Masters, in art, are those who hold the techniques, the capacities, the flair; they are thus imitated, quoted, not only by their pupils, but also by admirers coming from other fields, people who grasps the essential concepts, the ideal lessons of the masters, to put them in their own practice, reaching new results, and also new audiences. The exhibition “Vogue: Like A Painting” at Museo Thyssen-Bornemisza in Madrid shows how a certain kind of fashion photography pays tribute to painting, while remaining essentially a means to ‘sell clothes’ – as legendary editor-in-chief Edna Woolman stated.
With a selection of 60 photographs from Vogue Archives – not only Vogue US or España, but all the editions of the ‘Vogue’ universe – the exhibition aims at showing how fashion photographs propose themselves as a modern counterpart to paintings. The exhibition also underlines the role of Vogue as catalyst for the diffusion of photography as a form of art at the beginning of 1900, presenting pieces by Cecil Beaton, Horst P. Horst and Edward Steichen. The exhibition does not follow a strict chronological order – nor it is intended to align to some sort of ‘style’ in the photographs chosen. What associates all the shots selected is something even more volatile than a style. The thread is the overall presence of a pictorial attitude, be it in the use of light, in the mixture of colours or in the pose of the models. The delicacy with which all the images are composed recalls a fantasy not fixed at a date in time; a sort of suspended atmosphere, between that of a glorious and undetermined past and a fairy tale.
Some photos are a clear tribute, other references are not that obvious, and it is precisely in these kinds of shots that the real concept of the exhibition emerges. While for the firsts, the quote is so blatant we may think of the theme as a mere exercise de stile, the second make us stop and watch, scrutinizing each detail, each drapery or embroidery or fold, provoking a more complex and immediate feeling, the one art generally provides. It is not a matter of imitation; it is more about a shared sensibility, between artists and photographers, which overcomes time and space barriers. Means, techniques and technologies change, but the attitude remains the same. Debra Smith, the curator of the exhibition, talks about ‘a-temporality, a kind of mental time lapse in which everything is very, very still’ – which is more a predilection for a certain kind of composition, of poses, feelings and sensibility.

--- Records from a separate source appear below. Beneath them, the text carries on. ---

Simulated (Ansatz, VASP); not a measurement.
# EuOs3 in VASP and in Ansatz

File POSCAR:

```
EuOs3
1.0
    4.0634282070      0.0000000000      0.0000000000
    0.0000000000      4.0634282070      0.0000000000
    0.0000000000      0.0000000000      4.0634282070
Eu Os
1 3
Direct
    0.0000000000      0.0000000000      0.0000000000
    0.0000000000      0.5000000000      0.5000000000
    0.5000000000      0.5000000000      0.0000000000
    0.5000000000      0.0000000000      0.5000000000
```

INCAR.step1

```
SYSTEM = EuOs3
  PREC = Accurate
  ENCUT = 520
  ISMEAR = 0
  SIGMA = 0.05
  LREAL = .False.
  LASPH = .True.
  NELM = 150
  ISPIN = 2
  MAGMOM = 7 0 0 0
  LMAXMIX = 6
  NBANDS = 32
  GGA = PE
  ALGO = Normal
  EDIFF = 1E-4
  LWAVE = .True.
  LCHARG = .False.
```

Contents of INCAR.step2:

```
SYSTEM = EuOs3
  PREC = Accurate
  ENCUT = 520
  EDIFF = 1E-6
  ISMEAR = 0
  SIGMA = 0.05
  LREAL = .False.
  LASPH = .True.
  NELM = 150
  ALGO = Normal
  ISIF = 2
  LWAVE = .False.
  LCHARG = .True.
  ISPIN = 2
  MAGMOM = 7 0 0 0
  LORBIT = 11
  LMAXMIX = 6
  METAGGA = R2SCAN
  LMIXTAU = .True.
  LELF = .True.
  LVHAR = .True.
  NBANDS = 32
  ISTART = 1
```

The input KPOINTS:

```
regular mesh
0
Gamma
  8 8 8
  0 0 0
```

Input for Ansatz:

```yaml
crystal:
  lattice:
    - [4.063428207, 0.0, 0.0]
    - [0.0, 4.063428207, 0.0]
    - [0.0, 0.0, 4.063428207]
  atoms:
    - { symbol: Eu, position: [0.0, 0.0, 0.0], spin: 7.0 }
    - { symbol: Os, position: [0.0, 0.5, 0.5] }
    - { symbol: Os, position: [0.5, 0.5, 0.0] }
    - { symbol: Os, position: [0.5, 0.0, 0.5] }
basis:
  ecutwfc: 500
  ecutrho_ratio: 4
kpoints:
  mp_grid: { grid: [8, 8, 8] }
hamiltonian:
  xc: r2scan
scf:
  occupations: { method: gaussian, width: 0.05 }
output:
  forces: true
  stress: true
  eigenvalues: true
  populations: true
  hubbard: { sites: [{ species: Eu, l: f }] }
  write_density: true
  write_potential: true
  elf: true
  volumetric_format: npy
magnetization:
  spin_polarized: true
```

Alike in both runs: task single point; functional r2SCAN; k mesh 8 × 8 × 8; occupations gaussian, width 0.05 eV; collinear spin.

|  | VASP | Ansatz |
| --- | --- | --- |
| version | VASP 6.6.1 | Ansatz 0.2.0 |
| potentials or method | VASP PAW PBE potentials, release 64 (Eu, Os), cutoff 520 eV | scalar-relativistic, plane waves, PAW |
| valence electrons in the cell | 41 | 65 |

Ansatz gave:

What seems really absent from these scenes are dresses, but just on the appearance. Dresses here do not seem to be protagonists, but actually a part of the set, useful either to make the scene credible or to build the character who populates the story the photo wants to tell. And this is exactly what brings down these photographs on earth, partially neutralizing the gloss of the pages of the magazines they were destined to. We, as socially active human beings, are always playing a part, thus we are always in the centre of some sort of scene. When we consciously choose to dress in a way or another, we are setting that scene, we are playing this or that character, without showing effort and being comfortable in that role – a perennial stance of Sprezzatura, as Baldassare Castiglione used to call it. Stillness, motion, glaze, gesture. Fashion is about selling – and selling is, now more than ever, about telling a story in which people either recognize themselves or want to fit in. Fashion photography is about depicting this story and framing it: it is indeed about selling – as Irving Penn used to say, but dreams, and not clothes.